My wife and I do not necessarily want to rely on the federal and state governments for Alex’s future housing and other major needs. Ideally, we’d love to get together with other parents of disabled children and work together to set up a place where all of our kids can live, pooling our resources so that trained staff can come in and help out. For various reasons (which we’ll get to in future posts), this utopian concept would be a mighty hard go in real life. Maybe that will change in the next ten years, but for now let’s take it as a given that caring for Alex as an adult will require cooperation between his parents and the state.
Except no. Because the state of Connecticut — despite a Department of Developmental Services budget of $1.1 billion, the second highest per-person in the country — has no resources to help people like Alex. As things stand now, when Alex is grown, he will not move into a group home or his own apartment. He will be placed on a waiting list. And then he will wait for a long, long time.
I recently attended an eye-opening meeting of The Arc of Connecticut. They’re an advocacy group that focuses on improving the lives of people with intellectual and physical disabilities — and specifically focuses on exposing the state’s disastrous mismanagement of resources.
How disastrous? How about this: Currently, there is no residential support whatsoever for disabled adults except in cases of dire emergency. None. Zippo. Instead, there is only the waiting list, with over 2,000 people on it as of June 2014.
The 2,000 people fall into one of four categories: E, P1, P2, and P3. E stands for Emergency. These are disabled adults with absolutely no resources of their own: Their parents have died, and they have no other family able or willing to care for them. The law (and simple, human compassion) requires the state of Connecticut to find a place for these people to live. As of March 2014, there were about 30 people classified in this way.
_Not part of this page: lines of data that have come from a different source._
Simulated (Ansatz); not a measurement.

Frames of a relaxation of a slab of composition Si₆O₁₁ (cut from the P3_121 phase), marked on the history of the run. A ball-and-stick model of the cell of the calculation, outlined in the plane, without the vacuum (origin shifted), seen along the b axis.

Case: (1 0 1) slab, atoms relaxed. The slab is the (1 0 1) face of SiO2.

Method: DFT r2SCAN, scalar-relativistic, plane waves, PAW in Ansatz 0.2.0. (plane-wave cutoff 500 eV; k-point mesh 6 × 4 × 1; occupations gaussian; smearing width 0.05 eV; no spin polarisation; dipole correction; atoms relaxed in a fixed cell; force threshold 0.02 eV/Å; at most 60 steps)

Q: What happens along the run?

The P of P1, P2, and P3 stands for “Priority.” A disabled adult classified as P1 is supposed to get help within one year. This never happens, so you can imagine what sort of hope the P2 and P3 cases have.
So where, you might well ask, is that $1.1 billion dollars going? Is anybody getting help in the state of Connecticut?
Of course! The people who are already in the system are getting help. It’s simply that there is no room for anybody else. And why is that? Well, let’s take a closer look at the numbers — provided, once again, by Arc.
Services in Connecticut flow from two sources: The state itself, and a number of private providers. Each gets about half of the giant pool of money budgeted each year by the state government. But the two sides are using that money very differently. According to a report from Connecticut’s own Department of Developmental Services (acquired by Arc via a 2014 FoIA request), the state is spending $367,000 per person to maintain 937 disabled individuals in various residences. Private group homes, on the other hand, are helping closer to 3,000 people… at a cost of just $129,000 per person.
In 2012, a study sponsored by the Connecticut General Assembly came to the blindingly obvious conclusion that maybe the state should rely more on private providers, and close down its public institutions. The Arc estimates that doing so would eliminate the waiting list. But the results of that study have been ignored. (Or, well, maybe it’s been read a bunch of times, and frowned over appropriately, but nothing major has happened as a result.)
Now, I don’t think an entirely privatized system will instantly solve Connecticut’s DDS-related problems, all at once. For a start, one reason for the huge disparity lies in the salaries of those working with the disabled tenants: In the public sector, a starting salary might be $22/hr plus benefits. In the private sector, someone might start at a mere $10/hr, and I have a hunch that a salary that low does not come with health insurance. I don’t know about other parents of disabled kids, but I’d rather go to bed knowing that the people looking after my son are paid somewhat better than a Walmart stockboy. On the other hand, there are limits to my gratitude: The Arc spokesperson told me that some public workers are making $150,000 in overtime.
No matter how long you play with numbers, though, it’s plain that the public institutions need either a top-to-bottom rethink, or they need to be shut down in favor of a greater reliance on private organizations. So why hasn’t this happened?
For lots of reasons, starting with the fact that not everybody agrees with these conclusions. The people working at the public institutions, for example, are pretty happy with the status quo and would like to see it continue indefinitely… and these folks are represented by fairly powerful unions. The families of the people served by public institutions are similiarly in no rush to see their disabled relatives, for crass budgetary reasons, uprooted and moved to new homes. Finally, closing down an institution like Connecticut’s Southbury Training School is not simply a matter of waving a magic wand and saying “You’re closed!” It’s going to be expensive, and I suspect that the resulting savings will not be immediate.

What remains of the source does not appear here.